Did I need a larger sample size to concretely answer this question? Like if I found more people who also identified somewhere on the LGBTQ and/or gender spectrum and then tried to get a sense as to whether I was attracted to any of them would that provide me more answers? Doing something like this however struck me as completely ridiculous though. I had already found someone who was unlike anyone I’d ever met before and that I seemed to be strongly attracted to… so I was going to try to find other people who were somewhat like him and check my attraction level to them in order to feel more confident in my attraction to him? Again, this seemed like another exercise in giving myself a splitting headache.
In the end, I concluded that I didn’t need to put a label on my sexuality in order to know that I wanted to be with this person. It wasn’t a question I needed to answer or a puzzle I needed to solve. Mostly I just needed to stop thinking so much and get out of my own way.
(Incidentally, if you want to see a fantastic webcomic on this subject from the perspective of a gay man who has found himself dating a lot of trans men, I refer you to “Orientation Police” by Bill Roundy.)
My relationship with Stefan evolved from friendship to romance organically and seemingly with little say-so from either of us. In hindsight, it was like our hearts had come to the obvious conclusion long before our cautious personalities had fully gotten with the program.
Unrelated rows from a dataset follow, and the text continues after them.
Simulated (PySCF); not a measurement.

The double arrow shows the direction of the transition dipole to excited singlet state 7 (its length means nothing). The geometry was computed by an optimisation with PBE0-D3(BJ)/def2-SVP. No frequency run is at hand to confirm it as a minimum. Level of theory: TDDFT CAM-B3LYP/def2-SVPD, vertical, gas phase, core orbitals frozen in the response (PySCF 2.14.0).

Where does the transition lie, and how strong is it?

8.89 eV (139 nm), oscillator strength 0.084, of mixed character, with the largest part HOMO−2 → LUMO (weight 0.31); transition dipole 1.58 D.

Stefan and I have been together for a little over two years now. There are moments when I still shake my head in wonder at the extraordinary chance that I was given when we met and how different things could’ve turned out if I’d tried to rigidly box in my feelings.
Love must be…
Love should be…
Love has to be because it has always been…
I would have to wait until Lin-Manuel Miranda’s rallying cry to find the right words.
Love is love. For me at least, it really isn’t any more defined or complicated than that.